Myers has garnered some notoriety of his own. His personal Web blog, Pharyngula (pronounced far-ING-ula, named after a specific developmental stage), won top honors in the 2006 Weblog Awards in the Best Science Blog category.

Last year Myers' blog won the Koufax Award in the Best Expert category. A seasoned blogger, Myers developed a Web site in 1993, from which his personal blog evolved in 2003. Today, 20,000 to 25,000 people read Pharyngula each day.

Myers cites several reasons why people are attracted to blogs, his in particular.

"Word of mouth," he said. "To have a unique voice; people are looking for personality. Being controversial and tapping into politics. And, speaking with some authority on a topic in which one is an expert."

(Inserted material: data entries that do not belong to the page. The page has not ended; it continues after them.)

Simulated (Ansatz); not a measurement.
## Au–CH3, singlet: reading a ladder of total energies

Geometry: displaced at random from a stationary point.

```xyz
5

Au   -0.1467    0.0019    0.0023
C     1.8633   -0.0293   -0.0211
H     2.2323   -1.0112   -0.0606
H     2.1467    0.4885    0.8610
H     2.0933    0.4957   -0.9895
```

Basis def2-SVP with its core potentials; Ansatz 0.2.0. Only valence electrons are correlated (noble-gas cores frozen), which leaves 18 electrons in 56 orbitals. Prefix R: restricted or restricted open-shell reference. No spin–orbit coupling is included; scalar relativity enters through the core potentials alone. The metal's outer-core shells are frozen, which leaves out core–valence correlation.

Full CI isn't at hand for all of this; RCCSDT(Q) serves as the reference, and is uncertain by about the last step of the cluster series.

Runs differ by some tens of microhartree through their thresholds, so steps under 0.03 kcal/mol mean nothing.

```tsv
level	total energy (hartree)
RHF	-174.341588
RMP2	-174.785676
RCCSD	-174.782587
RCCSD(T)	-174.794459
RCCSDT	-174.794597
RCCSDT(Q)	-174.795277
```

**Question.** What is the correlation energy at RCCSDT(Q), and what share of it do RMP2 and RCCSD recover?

The success of Myers' personal blog has led to an opportunity to write a bimonthly column for a relatively new publication, SEED magazine, which sponsors science blogs. Myers' Jan. 10, 2007 column, "PZ Myers on how the cavefish lost its eyes," can be read online at

SEED's founder and editor-in-chief, Adam Bly, is "an up and comer who promotes good science," said Myers.

The magazine is devoted to bringing art and science together, a concept of which Myers, as a faculty member at UMM, is well aware. Myers was also invited by SEED to a "salon" in New York, an occasion for presentations, informal discussion and a celebratory dinner attended by only 30 invitees.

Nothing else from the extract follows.